Except for his concession speech, it’s all over for Russell Pearce.
Outraised and outspent, the man who helped elevate Arizona onto the national stage in the illegal immigration debate, failed on Tuesday to persuade his party-mates to send him back to the state Legislature.
It was the former Senate president’s second loss since November – when he was ousted from office in a recall election – against an opponent who holds moderate views on immigration enforcement.
Pearce’s constituents decided to support a newcomer, businessman Bob Worsley, in the race to secure the Republican Party’s nominee to the state Senate in the Mesa-based Legislative District 25.
Worsley led the former Senate president by double digits in the GOP primary race, the early election results showed.
Pearce was ousted from office in a historic recall election last year against now-Sen. Jerry Lewis.
The Mesa Republican said Tuesday’s election’s outcome has a broader meaning for the state.
“What it tells you is that we want solutions to the problem. We don’t want more polarization,” Lewis told the Arizona Capitol Times. “That solution can’t happen if all we’re doing is fighting each other.”
Indeed, Lewis and Worsley agree that the country’s immigration system is in shambles, but both offer a more collaborative tone, shying away from Pearce’s more fiercely rhetorical and often confrontational style.
Voters, in short, have once again rejected Pearce in favor of party-mates who offer a different vision of how to solve the country’s illegal immigration problem.
The initial and unofficial tally by Maricopa County’s Election Department is showing that Worsley is well ahead with roughly 20,500 votes tallied so far.
Based on the initial count, Worsley has captured 56 percent compared to Pearce’s 44 percent – a 12 point spread.
And with the votes from all precincts already counted, Pearce would need a dramatic shift in the trend when elections officials count early ballots that were dropped off at polling places on Tuesday.
Worsley will face Democrat Greg Gadek in November. But given the Republican leanings of the district, Worsley is expected to easily fend off Gadek’s challenge.
While some predicted his loss, Pearce’s failure to capture his party’s nomination would have been unthinkable two years ago, when the state enacted his most famous anti-illegal immigration measure, SB1070, and he held his caucus’ top leadership spot.

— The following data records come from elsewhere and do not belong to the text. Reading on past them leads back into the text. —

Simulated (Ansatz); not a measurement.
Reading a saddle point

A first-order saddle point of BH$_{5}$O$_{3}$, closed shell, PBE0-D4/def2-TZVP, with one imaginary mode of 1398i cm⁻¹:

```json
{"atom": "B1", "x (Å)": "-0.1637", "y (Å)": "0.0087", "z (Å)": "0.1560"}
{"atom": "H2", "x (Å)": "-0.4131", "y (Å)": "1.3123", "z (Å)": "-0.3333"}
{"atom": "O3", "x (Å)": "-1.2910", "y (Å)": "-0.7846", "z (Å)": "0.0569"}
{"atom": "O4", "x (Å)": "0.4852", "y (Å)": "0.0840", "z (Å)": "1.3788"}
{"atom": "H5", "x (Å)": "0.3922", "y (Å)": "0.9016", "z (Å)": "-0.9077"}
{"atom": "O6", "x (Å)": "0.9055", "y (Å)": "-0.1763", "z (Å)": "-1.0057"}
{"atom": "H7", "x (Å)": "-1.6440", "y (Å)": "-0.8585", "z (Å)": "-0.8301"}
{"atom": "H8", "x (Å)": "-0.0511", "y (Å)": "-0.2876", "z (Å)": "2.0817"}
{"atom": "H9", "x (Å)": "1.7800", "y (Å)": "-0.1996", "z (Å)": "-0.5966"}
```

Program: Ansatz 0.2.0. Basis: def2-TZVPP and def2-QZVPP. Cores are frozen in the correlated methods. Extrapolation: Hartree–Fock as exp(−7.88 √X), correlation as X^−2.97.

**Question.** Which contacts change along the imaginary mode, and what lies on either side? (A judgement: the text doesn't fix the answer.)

Pearce put up a spirited fight to capture his old seat, but his political foe had a bigger war chest and had scored major endorsements, such as the support of Mesa Mayor Scott Smith, U.S. Rep. Jeff Flake, the Mesa Chamber of Commerce and the entire Mesa City Council.
Indeed, while Pearce was regarded as the early favorite, Worsley ran a dogged, smart and largely positive campaign.
He announced, for example, his candidacy just hours before Pearce was scheduled to reveal his plan to seek his old seat — a move that ensured Worsley would share the day’s news cycle.
He pitched himself as a successful businessman who now wants to use his skills to solve the state’s problems.
And in a video that perhaps revealed more about how he views the race, Worsley’s campaign released an ad that showed a finger hitting one note on the piano — immigration. The pianist then played several notes, producing a melodious piece.
The point of the ad, called “strong on all the issues,” was unmistakable — Pearce is a “one note” candidate who has focused all his energy on illegal immigration while Worsley is more flexible and will tackle a variety of issues, such as jobs, spending, taxes, education, and family values.
Indeed, Worsley, the founder of the in-flight magazine SkyMall, offered a nuanced view of the country’s immigration problem and preferred a comprehensive fix to deal with the millions who are already in the country illegally.
He committed one glaring mistake early in his campaign, when he scrubbed his criticism of Arizona’s illegal immigration laws on his church website, Mormon.org.
“We have suffered with the Arizona law that encouraged those immigrants without proper documents to leave the State. I have fought for the rights of Latinos and to replace those lawmakers who were most extreme in their views,” Worsley wrote, but later deleted the remarks.
But he quickly owned the embarrassment and recovered.
Pearce tried to capitalize on the mistake and to paint his foe as a liberal who has also contributed to a prominent Democrat, U.S. Harry Reid of Nevada.
One Pearce campaign mailer said after Worsley deleted his critical comments, he “now campaigns as a conservative on the issue.”
Worsley was undoubtedly aided by his superior campaign resources.
He loaned his campaign $190,000, boosting his finances to roughly $250,000 and easily dwarfing Pearce’s $80,000.